Amazon got another bargaining order from the National Labor Relations Board on June 23, this time for Teamsters-represented workers at its DCK6 facility in San Francisco, and the timing landed only hours before Prime Day. The ruling was the second Amazon bargaining order in less than three months, after the board ordered the company to bargain with workers at JFK8 in Staten Island. Amazon has not accepted the DCK6 ruling and can still appeal, so wages, schedules and benefits do not change overnight.

The San Francisco fight has been building since October 2, 2024, when more than 100 workers at the Toland Street warehouse organized with the Teamsters and demanded recognition. In December 2025, the San Francisco Board of Supervisors unanimously backed a resolution calling on Amazon to bargain with more than 100 warehouse workers and drivers at DCK6, a sign that the dispute had moved beyond the loading dock and into City Hall. The NLRB docket for the San Francisco case shows an administrative law judge decision on May 29, 2026, followed by a transfer to the board.

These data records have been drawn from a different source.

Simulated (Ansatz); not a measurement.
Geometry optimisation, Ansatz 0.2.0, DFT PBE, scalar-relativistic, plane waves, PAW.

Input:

The Teamsters are using the DCK6 ruling to argue that Amazon is no longer fighting isolated site-by-site skirmishes. Randy Korgan, who leads the Teamsters Amazon Division, said the company had received the second bargaining order in less than three months, while the union also says nearly 10,000 Amazon workers have organized with it over the last two years. On the JFK8 side, Teamsters material says roughly 5,500 workers formed their union on April 1, 2022, then affiliated with the Teamsters in June 2024 as Amazon Labor Union-IBT Local 1.

AI-generated illustration
AI-generated illustration

For Walmart associates, the lesson is not that Amazon and Walmart face the same case. It is that the pressure points in retail logistics are similar: scheduling, productivity quotas, safety, job classifications and peak-season strain all become organizing issues when workers think management is not listening. Amazon’s DCK6 case also shows how the pressure can build outside a traditional election path, through unfair-labor-practice charges, city resolutions and public timing around major shopping events. That combination matters anywhere a warehouse or delivery network runs on tight labor, fast turnarounds and constant metrics.